It was yet another choppy week on Wall Street.  All major U.S. indexes posted losses, but the standout headline was the S&P 500 entering correction territory on Thursday, marking a decline of more than 10% from its recent peak.  The rebound on Friday, however, helped pare the week’s losses.  At the close, the Dow, S&P 500, and Nasdaq were down 3.07%, 2.27%, and 2.43%, respectively.  Notably, the Russell 2000 Index, which tracks small-cap stocks, fared slightly better, falling just 1.5%. 

Meanwhile, bond markets remained relatively stable.  The U.S. bond market, as measured by the Vanguard Total Bond Market ETF (BND), edged down a modest 0.07% for the week.

Mr. Market’s disdain for volatility was evident last week.  At one point, the CBOE Volatility Index (VIX), often referred to as the market's “fear gauge,” spiked to approximately 29.5, its highest level since December 18, 2024.  Given that the VIX typically averages around 21, this sharp increase was clear evidence of the growing anxiety among market participants.

The primary culprit behind last week’s volatility was growing concern that the Trump administration’s tariff policies might tip the U.S. economy into recession.  Tariffs can trigger a recession by hampering global trade, increasing costs for businesses and consumers, and disrupting supply chains.  They can also provoke retaliatory tariffs, making it more expensive for U.S. companies to export goods.

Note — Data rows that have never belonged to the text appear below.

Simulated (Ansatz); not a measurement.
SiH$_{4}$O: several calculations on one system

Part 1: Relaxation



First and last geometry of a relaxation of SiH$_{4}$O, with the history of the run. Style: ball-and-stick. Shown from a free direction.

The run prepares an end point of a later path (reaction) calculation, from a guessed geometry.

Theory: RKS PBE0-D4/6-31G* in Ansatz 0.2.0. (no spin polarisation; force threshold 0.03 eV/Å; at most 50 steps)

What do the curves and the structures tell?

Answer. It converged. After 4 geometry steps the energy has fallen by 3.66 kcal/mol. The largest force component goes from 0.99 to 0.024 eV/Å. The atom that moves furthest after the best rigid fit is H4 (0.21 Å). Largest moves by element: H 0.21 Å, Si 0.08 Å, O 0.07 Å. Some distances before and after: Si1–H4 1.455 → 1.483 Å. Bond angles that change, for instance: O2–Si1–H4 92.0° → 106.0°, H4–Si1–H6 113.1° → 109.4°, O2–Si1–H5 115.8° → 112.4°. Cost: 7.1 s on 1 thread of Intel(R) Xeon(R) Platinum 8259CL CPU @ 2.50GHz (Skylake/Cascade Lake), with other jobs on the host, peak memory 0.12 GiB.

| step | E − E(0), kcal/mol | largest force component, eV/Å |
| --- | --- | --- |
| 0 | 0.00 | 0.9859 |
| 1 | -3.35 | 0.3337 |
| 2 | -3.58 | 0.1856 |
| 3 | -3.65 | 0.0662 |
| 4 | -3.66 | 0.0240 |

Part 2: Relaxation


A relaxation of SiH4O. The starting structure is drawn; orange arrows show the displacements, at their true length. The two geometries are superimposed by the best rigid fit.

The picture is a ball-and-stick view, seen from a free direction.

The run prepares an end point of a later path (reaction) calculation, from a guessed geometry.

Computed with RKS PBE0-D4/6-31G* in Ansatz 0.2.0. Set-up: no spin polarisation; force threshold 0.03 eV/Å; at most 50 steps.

For now, the extent and impact of new tariffs remain unclear.  Energy Secretary Chris Wright indicated last week that administration officials have engaged in “vigorous debates” about tariffs behind closed doors and added that it’s “certainly possible” the delayed tariffs on imports from Canada and Mexico could be withdrawn before their scheduled implementation on April 2nd.

On a more positive note, the economic data released last week provided little evidence of an imminent recession.  The Consumer Price Index (CPI) rose just 0.2% in February, its slowest monthly increase in four months, pushing year-over-year inflation down slightly to 2.8% from January's 3%.  And the labor market remains robust, with U.S. employers adding 151,000 jobs in February, extending the employment growth streak to 50 consecutive months—the second longest stretch on record.

Moreover, policymakers still have tools at their disposal, including interest rate cuts, tax reductions, and perhaps even serious Congressional action on America's persistent budget deficit.  Historical context also provides some reassurance; since the 2007-2009 global financial crisis, the S&P 500 has dropped below its 200-day moving average 15 times.  Investing at those points yielded an average one-year return of 17%, with only a single occurrence of a negative return.

It's also worth recalling that many on Wall Street were convinced that 2024 would see the start of a new recession.  Never happened.

None of this means investors should be complacent.  However, impulsive reactions to market panic carry their own risks.  Historically, some of the strongest market rebounds have followed sharp declines.  Selling prematurely can also trigger avoidable capital gains taxes and lead investors to miss potential recoveries.

That’s all for now.  Have a great weekend and invest wisely, my friends.